Nasdaq has warned Canoo Inc. (Nasdaq: GOEV), the electric vehicle maker that's moving its headquarters to Bentonville, that it could be delisted from the exchange.
The closing price for the company’s common stock fell below the $1 per share minimum for 30 consecutive business days on March 24. Canoo has been given 180 calendar days, or until Sept. 25, to regain compliance.
Canoo disclosed the news in an SEC filing on March 27.
The company debuted on the Nasdaq in December 2020 following its merger with Hennessy Capital Acquisition Corp. IV, a special purpose acquisition company. Shares opened at a price of $22.82.
Tuesday morning, shares were trading at around 53 cents.
Over the past year, shares have fallen about 90% as the company burned through cash and warned investors that there was "substantial doubt" about whether it could stay in business.
The company sold $52.5 million in discounted stock in February to raise cash. CEO Tony Aquila said in a quarterly earnings call last month that Canoo is shifting its funding approach to "make more efficient use of capital."
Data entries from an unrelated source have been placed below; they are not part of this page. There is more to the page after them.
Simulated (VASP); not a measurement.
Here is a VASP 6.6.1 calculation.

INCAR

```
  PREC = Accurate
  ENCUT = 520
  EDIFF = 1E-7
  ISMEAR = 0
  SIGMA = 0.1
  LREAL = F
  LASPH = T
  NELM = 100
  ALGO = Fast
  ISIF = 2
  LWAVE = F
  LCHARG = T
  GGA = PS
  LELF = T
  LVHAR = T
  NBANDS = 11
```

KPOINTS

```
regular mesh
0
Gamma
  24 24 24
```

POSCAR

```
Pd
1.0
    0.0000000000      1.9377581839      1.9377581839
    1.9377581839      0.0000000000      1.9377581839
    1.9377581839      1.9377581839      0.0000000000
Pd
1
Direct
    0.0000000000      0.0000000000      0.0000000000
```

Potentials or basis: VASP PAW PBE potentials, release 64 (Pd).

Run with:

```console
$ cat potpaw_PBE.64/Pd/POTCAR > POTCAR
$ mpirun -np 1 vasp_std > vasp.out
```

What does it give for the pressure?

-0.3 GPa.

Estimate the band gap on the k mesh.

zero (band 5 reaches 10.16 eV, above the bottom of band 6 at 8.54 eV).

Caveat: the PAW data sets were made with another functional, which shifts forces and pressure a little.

If Canoo's stock does not meet the Nasdaq's $1 minimum price requirement by Sept. 25, the company may be eligible for an additional 180-day grace period. To qualify, Canoo must apply to transfer the listing of its common stock to The Nasdaq Capital Market, the lowest tier of the exchange. That tier has less stringent listing requirements, and generally includes early-stage companies that are focused on raising cash.
The company would have the right to appeal a decision to delist its common stock.